It is not the thickness that matters as much as the density. The foam should compress about 1/16 to 1/8 of an inch when the tank is first filled up. If it doesn't compress, the foam is too stiff and won't protect your tank from the twisting force caused by a stand (or sagging floor) that has one corner slightly higher than the others. You must also use closed cell foam so it doesn't "deflate" over time.
I use a 1/2" exercise matt under my 75G and that has compressed over 50% on the one high corner (concrete basement floor has raised area around a support beam). If the foam didn't compress, the tank would be under considerable twisting force. I used the pink 1" foam under my other 75G. That is way too stiff as I can slide my PetPerks card under a few spots between the tank and stand.
I have the softer 1/2" blue/white foam under my 150G tall. Even that foam is a little too stiff as it has barely compressed after a year.
An flat bottom acrylic tank needs that super soft white foam as the lbs/sq inch under the tank is very small. It hard to believe that such a soft foam can support a 200G+ tank.

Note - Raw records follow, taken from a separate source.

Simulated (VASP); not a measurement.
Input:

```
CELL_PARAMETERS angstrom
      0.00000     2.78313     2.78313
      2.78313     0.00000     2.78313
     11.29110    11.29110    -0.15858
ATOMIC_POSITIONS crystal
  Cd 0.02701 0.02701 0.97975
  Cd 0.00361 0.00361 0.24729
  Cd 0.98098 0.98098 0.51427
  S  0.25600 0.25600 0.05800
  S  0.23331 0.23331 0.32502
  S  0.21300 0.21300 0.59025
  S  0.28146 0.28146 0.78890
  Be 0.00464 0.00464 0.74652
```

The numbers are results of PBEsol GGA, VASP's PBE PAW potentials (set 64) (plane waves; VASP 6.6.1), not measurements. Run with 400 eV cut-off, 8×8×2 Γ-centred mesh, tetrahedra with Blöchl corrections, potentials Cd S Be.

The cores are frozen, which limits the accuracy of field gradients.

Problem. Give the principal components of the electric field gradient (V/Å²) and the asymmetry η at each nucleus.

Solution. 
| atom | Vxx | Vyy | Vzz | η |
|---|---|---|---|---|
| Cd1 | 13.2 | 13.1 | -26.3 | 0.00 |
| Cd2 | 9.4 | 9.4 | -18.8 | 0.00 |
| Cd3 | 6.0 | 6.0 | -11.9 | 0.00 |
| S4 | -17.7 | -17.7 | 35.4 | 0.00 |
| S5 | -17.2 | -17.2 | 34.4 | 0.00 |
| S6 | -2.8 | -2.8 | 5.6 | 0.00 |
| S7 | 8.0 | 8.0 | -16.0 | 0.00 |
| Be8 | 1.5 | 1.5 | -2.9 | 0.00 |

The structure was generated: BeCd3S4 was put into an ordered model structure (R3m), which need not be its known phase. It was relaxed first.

Force per inch of frame (or square inch of bottom on an acrylic tank) is very easy to calculate. I tested a few different foams by matching the weight per inch of frame and measuring the amount of compression. The pink foam is the worse in terms of stiffness and linear compression. Once the surface of pink foam breaks, it compresses way too easily.
When I break down my 75G, I'm going to replace the pink foam with 1/2" exercise matt or 1" wide foam weather stripping.